Seeing brown water, that resembles coffee, come out of your faucet is never a pleasant experience. But it happens more frequently than it has to.
First, the most common reason, is rust coming from the water heater. The water doesn’t usually stay brown for long periods of time but it can clog aerators and cause damage to plumbing valves such as tub valve cartridges, dishwasher filters, ice maker valves/filters and toilet fill valves. We mention ice maker valve/filters because many years ago, before refrigerator water dispensers were common, plumbers tied the ice maker line into the hot water piping.
Second, a section of galvanized piping may be present somewhere in your piping system. Some older homes, and even some newer homes, may have sections of galvanized piping. Galvanized pipe, even though it was used a lot in the mid 1900s, rusts and shouldn’t be used for water lines in the 2000s. So make sure your plumber doesn’t use galvanized pipe or fittings on any water line (water heaters and hose bibs are 2 common places we find galvanized piping).
Third, debris from the utility company’s main water line. Sometimes the local fire department flushes fire hydrants and sometimes the water company has to repair main utility water lines. This process breaks debris free from the pipe walls of the municipal main water line and that debris can flow into your home’s piping system. Often water will be brownish and typically clears up within a day or two. But this debris can get trapped in your faucet aerators, foul your toilet fill valve, and lodge in other plumbing valves.
The main way to prevent rust from entering your water lines is to flush your water heater annually. Water heaters also produce scale which is not good for your plumbing system either. Tank water heaters have a steel tank, which rusts over time. If this rust is allowed to build up in the tank, it will eventually spread into your water piping and move on to your faucets/fixtures.
The other easy way to help prevent rust and brown water is to make sure your “plumber” doesn’t use galvanized piping or galvanized fittings for any water supply line such as water heaters and hose bibs. I put plumber in quotes because a reputable plumber will never use galvanized pipe or fittings for any potable water application.
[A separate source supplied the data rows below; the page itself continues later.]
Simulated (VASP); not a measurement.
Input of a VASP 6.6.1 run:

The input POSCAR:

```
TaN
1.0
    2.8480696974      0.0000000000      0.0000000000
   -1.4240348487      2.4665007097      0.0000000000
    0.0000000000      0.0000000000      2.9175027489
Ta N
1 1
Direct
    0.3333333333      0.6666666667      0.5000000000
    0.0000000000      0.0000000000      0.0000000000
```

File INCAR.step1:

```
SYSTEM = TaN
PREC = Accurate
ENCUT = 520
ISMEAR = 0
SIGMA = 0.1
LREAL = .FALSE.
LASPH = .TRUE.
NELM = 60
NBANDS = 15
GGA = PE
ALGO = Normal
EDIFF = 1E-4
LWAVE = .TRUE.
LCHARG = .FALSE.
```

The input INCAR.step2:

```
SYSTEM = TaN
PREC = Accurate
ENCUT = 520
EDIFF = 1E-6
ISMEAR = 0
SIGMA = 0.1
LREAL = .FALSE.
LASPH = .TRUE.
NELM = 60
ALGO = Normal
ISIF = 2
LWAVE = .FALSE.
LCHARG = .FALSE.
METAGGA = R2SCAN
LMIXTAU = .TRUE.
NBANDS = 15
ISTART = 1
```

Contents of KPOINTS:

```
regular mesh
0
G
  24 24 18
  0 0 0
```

If you know the city is flushing fire hydrants or if the water company has performed a main line pipe repair nearby, try flushing your front hose bib for a little while before using any water indoors. Hopefully this will keep the rusty water from entering your home’s piping. If you notice brown water at a faucet, run a tub for a bit since most tub spouts don’t have an aerator. Also, remove and clean your faucet aerators to remove any debris.
We hope we’ve shed a little light on the causes of brown water coming out of your faucets/fixtures and how to try to fix the problem.